Approaching the sheep station (c. 6,000 ft). Just before the shack there is a gate saying "No Trespassing" with ownership by the Bishop Estates and Kamehamahama School District" which might seem to bar further access. But there is a parallel road that bypasses this gate so you can always claim you didn't see the sign. There seem to be no shortage of signs trying to keep you out of the area but they're all a bit run down. And then there is the bigger issue of the long and undeniable disintegration of access rights for Hawaiians over the years. In this regard, it is conjectured that no one really heeds all these signs anyway. But I do leave that judgment to you. March 3, 2007.
The grove of trees on the right is a (failed?) "tree, grass, and legume" experimental forest undertaken by the Bishop Estate. There are a few other such experimaents higher up the mountain. They were all abandoned experiments, as far as we could tell. One forest is of fragrant eucalyptus, though.
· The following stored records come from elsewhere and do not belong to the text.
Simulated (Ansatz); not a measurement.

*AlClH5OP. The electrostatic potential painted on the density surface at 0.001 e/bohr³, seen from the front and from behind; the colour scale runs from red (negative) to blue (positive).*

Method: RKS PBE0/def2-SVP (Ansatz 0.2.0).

In his wonderful book "Hawaii: The Big Island Revealed," Andrew Doughty says this about the Bishop Estate: "Unfortunately [Hualalai] is all owned by Bishop Estate, which routinely denies access to the public. (Bishop Estate is a trust set up in the 1800s to help Hawai'i's kids. It has grown to where it now owns 11% of the state and has astonishing power. Many of the houses you see on the island are actually on Bishop land leased for several decades by individuals.)"
Apparently, what's good for the kids isn't good for the parents of the kids or anybody else for that matter. My best advice for you if you want to climb Hualalai is to be a bad bad bad boy. Or be an errant paraglider.